Ehud Barak, the leader of Israel's opposition Labour party, is certain that the government of Prime Minister Benjamin Netanyahu is about to fall. He's so certain, in fact, that he has ordered all his party activists to prepare for general elections next year, even though Mr Netanyahu's term is scheduled to end only in the year 2000.
What's more, Mr Barak, his country's most decorated military veteran, is so confident of victory that he's already been holding press conferences setting out what he'll do once elected - how he'll forge a "unity coalition" with members from across the political mainstream, how he'll impose national service on the draft-dodging ultra-Orthodox community and, most importantly, how he'll rebuild the shattered peace process with the Palestinians.
An intelligent, pragmatic man, who endorses the late premier Yitzhak Rabin's reasoning about the security benefits to Israel of well-founded peace treaties with the Palestinians and the Syrians, Mr Barak would probably make a highly competent prime minister. Unfortunately, however, his confidence in his own imminent election to the position may well be misplaced. For one thing, Mr Netanyahu may not be about to fall. For another, if he does, it may not be Mr Barak who would replace him.
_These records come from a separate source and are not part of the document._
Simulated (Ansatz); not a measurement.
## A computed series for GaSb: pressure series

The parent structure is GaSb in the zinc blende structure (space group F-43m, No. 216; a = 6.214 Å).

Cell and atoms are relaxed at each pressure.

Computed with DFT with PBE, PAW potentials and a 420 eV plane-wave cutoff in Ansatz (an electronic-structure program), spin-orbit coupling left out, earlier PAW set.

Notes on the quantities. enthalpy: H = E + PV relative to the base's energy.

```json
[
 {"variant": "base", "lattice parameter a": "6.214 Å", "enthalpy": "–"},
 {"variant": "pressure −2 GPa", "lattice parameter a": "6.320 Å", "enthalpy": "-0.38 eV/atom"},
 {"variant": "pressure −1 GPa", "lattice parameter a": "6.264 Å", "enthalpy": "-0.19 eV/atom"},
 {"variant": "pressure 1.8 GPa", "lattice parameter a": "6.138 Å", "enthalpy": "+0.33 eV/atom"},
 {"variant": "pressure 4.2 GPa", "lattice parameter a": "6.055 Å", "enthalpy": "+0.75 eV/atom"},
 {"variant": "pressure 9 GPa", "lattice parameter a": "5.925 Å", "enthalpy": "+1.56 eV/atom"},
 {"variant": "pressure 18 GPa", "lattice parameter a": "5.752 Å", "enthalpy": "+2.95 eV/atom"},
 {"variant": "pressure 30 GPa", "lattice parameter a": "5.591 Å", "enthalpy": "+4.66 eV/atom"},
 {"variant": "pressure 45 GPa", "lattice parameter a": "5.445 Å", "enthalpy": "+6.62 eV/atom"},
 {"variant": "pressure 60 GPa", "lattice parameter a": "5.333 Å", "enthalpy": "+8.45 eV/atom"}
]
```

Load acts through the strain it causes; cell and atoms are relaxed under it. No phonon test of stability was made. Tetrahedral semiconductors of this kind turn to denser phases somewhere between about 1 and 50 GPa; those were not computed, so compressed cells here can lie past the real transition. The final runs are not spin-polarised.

The past 12 months have been thoroughly depressing for those, inside the region and observing from outside, who had hoped that the Oslo peace process begun by Mr Rabin and Yasser Arafat in 1993 could survive Mr Netanyahu's arrival at the prime minister's office in Jerusalem. If the year began with a hint of optimism, when the Likud leader reached an accord with Mr Arafat that saw Israeli troops withdraw from most of Hebron, the last Israeli-controlled city in the West Bank, it was downhill all the way after that.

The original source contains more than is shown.